“Hooray, Hooray, the first of May. Outdoor fucking begins today.” – Issac Taylor (James Taylor’s father)
Quite the unusual quote, which then became one of my favorite JT songs from one of my JT albums. The reason had nothing to do with the lyrics….
I used to drive a 1991 Mercury Tracer hatchback. I remember that in the summer of 1992, I needed the cassette player replaced (under warranty!), because one of my cassettes was stuck in the player – JT’s “Never Die Young” album. I found myself listening to this album over and over, but not minding having to listen to it over and over.
I specifically remember driving home from a gig in Poughkeepsie at 1:30 am on a crystal-clear full-moon night, and the song “First of May” was the first song that played. It just struck me differently that night, and I spent the 45-minute drive listening to just this song repeatedly. I don’t remember anything else about that night, but I remember listening to that track vividly, as it became a song of comfort on a night I’ll never forget almost five years later.
May 1st, 1997 – I’ll always remember this Thursday evening for two reasons….that was the night that Ellen DeGeneres officially “came out” on her sitcom, as my ex-fiancée Bonnie called off our engagement simultaneously. As courageous as I thought Ellen was for taking such a risk (and for enduring the incredibly ignorant backlash), I found myself at a low point, because I had allowed myself to feel defeated by someone who had done nothing but degrade me, I had neither the courage or self-esteem to disagree. She once said that “it’s obvious that I’m the smarter one in the relationship” and I had no response – not because I agreed, but because I didn’t even know how to respond to that. When she broke things off, it hurt deeply, because I was not yet realizing that she had done me a huge favor. My mom’s initial reaction later that night spoke volumes – “Hey, she just saved you from a divorce….go for a ride, listen to some music, and know that you’re gonna be alright.” I got in my Pontiac Grand Am, drove up I-81 from Scranton to Binghamton, and listened to JT’s Never Die Young CD….and yes, there was also a full moon that night, and although I didn’t listen to “First of May” over and over, I do remember listening to the track a few times.

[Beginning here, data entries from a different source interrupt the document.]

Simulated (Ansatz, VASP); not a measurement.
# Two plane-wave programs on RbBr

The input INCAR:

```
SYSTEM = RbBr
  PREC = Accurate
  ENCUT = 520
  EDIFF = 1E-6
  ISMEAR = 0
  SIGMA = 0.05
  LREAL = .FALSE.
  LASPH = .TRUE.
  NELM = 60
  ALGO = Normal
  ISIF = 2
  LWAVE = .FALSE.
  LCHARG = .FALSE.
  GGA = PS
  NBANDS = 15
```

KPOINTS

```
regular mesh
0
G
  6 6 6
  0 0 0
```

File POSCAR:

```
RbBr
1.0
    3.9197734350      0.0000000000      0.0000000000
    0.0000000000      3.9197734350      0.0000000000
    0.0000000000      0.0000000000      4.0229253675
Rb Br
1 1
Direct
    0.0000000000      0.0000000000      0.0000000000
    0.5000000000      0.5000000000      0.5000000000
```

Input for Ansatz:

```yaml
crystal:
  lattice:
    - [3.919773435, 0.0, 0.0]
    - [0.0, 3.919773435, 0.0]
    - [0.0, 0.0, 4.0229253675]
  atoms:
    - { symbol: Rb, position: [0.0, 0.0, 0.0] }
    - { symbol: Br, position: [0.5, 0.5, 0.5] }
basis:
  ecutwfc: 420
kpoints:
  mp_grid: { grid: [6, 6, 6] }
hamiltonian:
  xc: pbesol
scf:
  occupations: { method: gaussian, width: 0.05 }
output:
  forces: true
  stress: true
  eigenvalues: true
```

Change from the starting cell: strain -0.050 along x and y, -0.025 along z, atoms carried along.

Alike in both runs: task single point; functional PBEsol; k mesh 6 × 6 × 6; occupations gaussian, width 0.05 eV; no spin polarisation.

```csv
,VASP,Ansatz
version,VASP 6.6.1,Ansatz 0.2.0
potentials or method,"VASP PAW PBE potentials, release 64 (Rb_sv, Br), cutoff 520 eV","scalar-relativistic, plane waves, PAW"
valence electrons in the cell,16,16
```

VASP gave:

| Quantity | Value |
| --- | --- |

The song has just become a song of hope and optimism to me – not because of the lyrics, but because of how it has inspired me from its arrangement, to the instrumentation, to the background vocals, and of course, James Taylor’s incredibly warm “like a smooth cup of hot cocoa” voice. There’s one lyric that says “it’s a rite of spring” – although this lyric is meant to be sexual in nature, I feel like listening to this song in the springtime, when the smell of flowers is in the air, the warmer temperatures and incredibly beautiful nights with moonlight are my “rite of spring”. This has become very much a traditional song to me. It reminds me that the optimism of summer will soon be here, and that no matter how dark things may seem, things will get better, and that I have to have the courage to keep moving forward.
And it’s also a great day to be outdoors!